'Use administrative detention for hooligans'

Israel Beiteinu's Miller puts forward bill that would give police more power to deal with rowdy sports fans.

Violent scenes followed Derby's defeat 370 (photo credit: Adi Avishai)
Violent scenes followed Derby's defeat 370
(photo credit: Adi Avishai)
MK Alex Miller (Israel Beiteinu), chairman of the Knesset Education, Culture and Sports Committee, has proposed a bill that would allow police to put rowdy sports fans in administrative detention.
Miller’s initiative came ahead of his committee’s meeting on Monday, to discuss violence at soccer games. Public Security Minister Yitzhak Aharonovitch (Israel Beiteinu) and Israel Football Association chairman Avi Luzon plan to participate in the discussion.
“To prevent a national tragedy like there was in Egypt [at least 79 people were killed and more than 1,000 were injured at a match in Port Said on February 1], and because violence is on the rise on Israeli soccer fields, we must take very extreme steps against hooligans,” Miller explained.
According to the MK, the way to deter spectators at soccer games from acting violently is to give the police “significant tools” to stop them.

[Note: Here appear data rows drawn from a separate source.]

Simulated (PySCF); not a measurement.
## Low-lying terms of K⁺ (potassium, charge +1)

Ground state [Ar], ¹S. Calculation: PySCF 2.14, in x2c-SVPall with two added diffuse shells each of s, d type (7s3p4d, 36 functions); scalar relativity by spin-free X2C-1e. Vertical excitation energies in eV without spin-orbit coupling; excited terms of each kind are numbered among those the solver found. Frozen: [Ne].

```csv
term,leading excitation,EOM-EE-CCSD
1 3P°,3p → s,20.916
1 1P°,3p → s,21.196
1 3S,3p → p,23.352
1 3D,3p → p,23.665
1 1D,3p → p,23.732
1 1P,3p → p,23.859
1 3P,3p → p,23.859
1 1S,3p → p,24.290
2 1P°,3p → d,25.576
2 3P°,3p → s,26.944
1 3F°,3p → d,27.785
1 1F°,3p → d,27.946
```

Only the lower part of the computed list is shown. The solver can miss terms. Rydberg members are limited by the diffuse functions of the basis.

Miller’s proposal allows for rowdy soccer fans to be put in prison without a trial. The bill has yet to be put to a ministerial vote or any readings in the Knesset.
MK Michael Ben-Ari (National Union) slammed Miller’s bill, saying that the “bizarre proposal is taken from dark regimes.”
In a country with rule of law, there must be fair trials, and police officers cannot be turned into judges that send people to jail without proof, Ben-Ari said.